Primary informations
Username: chindemi
Cluster: Yggdrasil
Description
After the maintenance I noticed several issues with the scheduler:
- Submission errors (i.e.
sbatch: error: Batch job submission failed: Unable to contact slurm controller (connect failure)
),
- Resource specification errors (i.e. requesting a GPU but getting a job without GPU enabled, see job 15141474),
- Completed job not releasing the resources.
Could you please have a look?
Thanks!
Giuseppe
Hi @Giuseppe.Chindemi ,
I quickly solved the issue, but I will investigate tomorrow on the morning.

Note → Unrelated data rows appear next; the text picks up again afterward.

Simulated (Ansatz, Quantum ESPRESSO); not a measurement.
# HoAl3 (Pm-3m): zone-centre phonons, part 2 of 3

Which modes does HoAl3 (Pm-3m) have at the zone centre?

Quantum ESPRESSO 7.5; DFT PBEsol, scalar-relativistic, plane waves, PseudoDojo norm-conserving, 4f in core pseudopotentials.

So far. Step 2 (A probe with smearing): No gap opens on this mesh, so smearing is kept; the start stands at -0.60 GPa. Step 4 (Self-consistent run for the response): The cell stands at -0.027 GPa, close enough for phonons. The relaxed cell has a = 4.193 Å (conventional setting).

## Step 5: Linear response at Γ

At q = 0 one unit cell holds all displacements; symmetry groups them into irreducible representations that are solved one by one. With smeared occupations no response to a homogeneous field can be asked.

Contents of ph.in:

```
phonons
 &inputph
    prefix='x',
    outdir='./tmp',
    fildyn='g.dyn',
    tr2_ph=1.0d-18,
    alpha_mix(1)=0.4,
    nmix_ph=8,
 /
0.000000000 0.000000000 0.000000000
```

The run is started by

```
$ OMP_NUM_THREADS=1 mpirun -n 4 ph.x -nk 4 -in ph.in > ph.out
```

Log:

It could happen again during the night
Best regards
Thank you very much Adrien!
1 Like
Hi,
I’m having the same issue in yggdrasil. unable to contact slurm controller.
Thanks!
Hi,
Same, “unable to contact slurm controller”
Thank you
Hi,
I am observing jobs with a timeout after 19:33:25 for example, where the time limit was 12h. Based on the logs I see that the program execution finished in 2:07:37.
Best regards,
Maciej Falkiewicz
Hello,
Over the weekend I observed the following:
- 2 jobs restarted after completion,
- Job 15244189 is still running, but the actual program terminated yesterday evening.
Cheers,
Giuseppe
Hi @maciej.falkiewicz
Could you give the JobID ?
Hi All,
The issue has been solved. Slurm can have a strange behavior when it fails, so we will not take into account all the problems mentioned during the failure.
If it occur again let us know, we will investigate.
We apologize for the inconvenience
2 Likes